AFL-CIO President Richard Trumka said the results demonstrated the need for the Protecting the Right to Organize (PRO) Act, passed by the House last month but facing a near-certain Republican filibuster in the Senate. The bill would prohibit employers from holding mandatory “captive-audience meetings” to encourage opposition to the union, enable workers to choose union representation by “card check,” and increase penalties for firing union supporters.

“Americans want to organize unions, and it should never be this hard to do so,” he said. “Amazon’s outrageous behavior is only the latest reminder that our rights have been steadily eroded by a handful of powerful elites. We can’t allow this societal failure to deprive one more worker of the freedom to organize.”

Alabama AFL-CIO President Bren Riley seconded that. The vote results “show what happens when our woefully outdated labor laws allow corporations to get away with blatantly illegal union-busting activity, knowing the worst they’ll receive is a slap on the wrist,” he said in a statement. The PRO Act, he added, would be “the largest law reform since the Great Depression.”
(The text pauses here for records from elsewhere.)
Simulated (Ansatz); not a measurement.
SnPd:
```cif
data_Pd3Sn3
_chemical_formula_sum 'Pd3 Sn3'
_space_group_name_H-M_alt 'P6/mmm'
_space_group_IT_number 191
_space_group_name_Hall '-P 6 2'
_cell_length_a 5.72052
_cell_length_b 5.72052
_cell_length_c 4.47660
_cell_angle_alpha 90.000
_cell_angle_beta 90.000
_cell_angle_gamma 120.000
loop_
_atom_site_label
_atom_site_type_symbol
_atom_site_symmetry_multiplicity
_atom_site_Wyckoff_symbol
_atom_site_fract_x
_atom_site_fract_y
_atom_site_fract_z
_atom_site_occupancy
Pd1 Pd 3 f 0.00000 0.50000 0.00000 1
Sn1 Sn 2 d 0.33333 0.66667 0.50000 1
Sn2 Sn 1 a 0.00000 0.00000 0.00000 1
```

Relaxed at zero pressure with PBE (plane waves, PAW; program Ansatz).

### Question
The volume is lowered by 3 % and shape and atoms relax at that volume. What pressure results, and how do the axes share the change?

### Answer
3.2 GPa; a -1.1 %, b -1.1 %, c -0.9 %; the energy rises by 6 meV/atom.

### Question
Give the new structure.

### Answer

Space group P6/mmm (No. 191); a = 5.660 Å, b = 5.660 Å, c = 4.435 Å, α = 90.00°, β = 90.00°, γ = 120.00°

Applebaum said he did not know how many of the 2,000-odd workers who signed union cards were still at the warehouse. Amazon’s turnover rate is more than 100% a year, he noted. In any case, under card check, the union would have had to get cards signed by more than 2,900 of the roughly 5,800 employees.

Union members tried to remain optimistic. “I need you to hear this, Jeff Bezos,” RWDSU lead organizer Mike Foster declared. “This battle has just begun.”

“I’m not discouraged. This is the beginning,” said worker Linda Burns. “Bezos, you misled a lot of our people. We’re going to fight for our rights. As human beings, not robots.”

Another tactic Amazon used, Applebaum said, was telling workers that they had to get their ballots in by March 1, when the actual deadline was March 29. Some had already voted no when they came to their first union meeting, said Foster.

He told reporters that a number of people have called him to say, “if I knew what I know now before I voted, I would have changed my vote.” 

If the NLRB ordered a new election, “we would see a change in the tide now that people have the information,” worker Emitt Ashford said. “We would win.”

“In all of my years in Alabama’s labor movement,” Bren Riley said, “I have never seen such bravery….  These workers looked at one of the most powerful corporations in the world right in the eye, knowing Amazon would stop at nothing to silence them, and still fought for their right to a collective voice on the job.”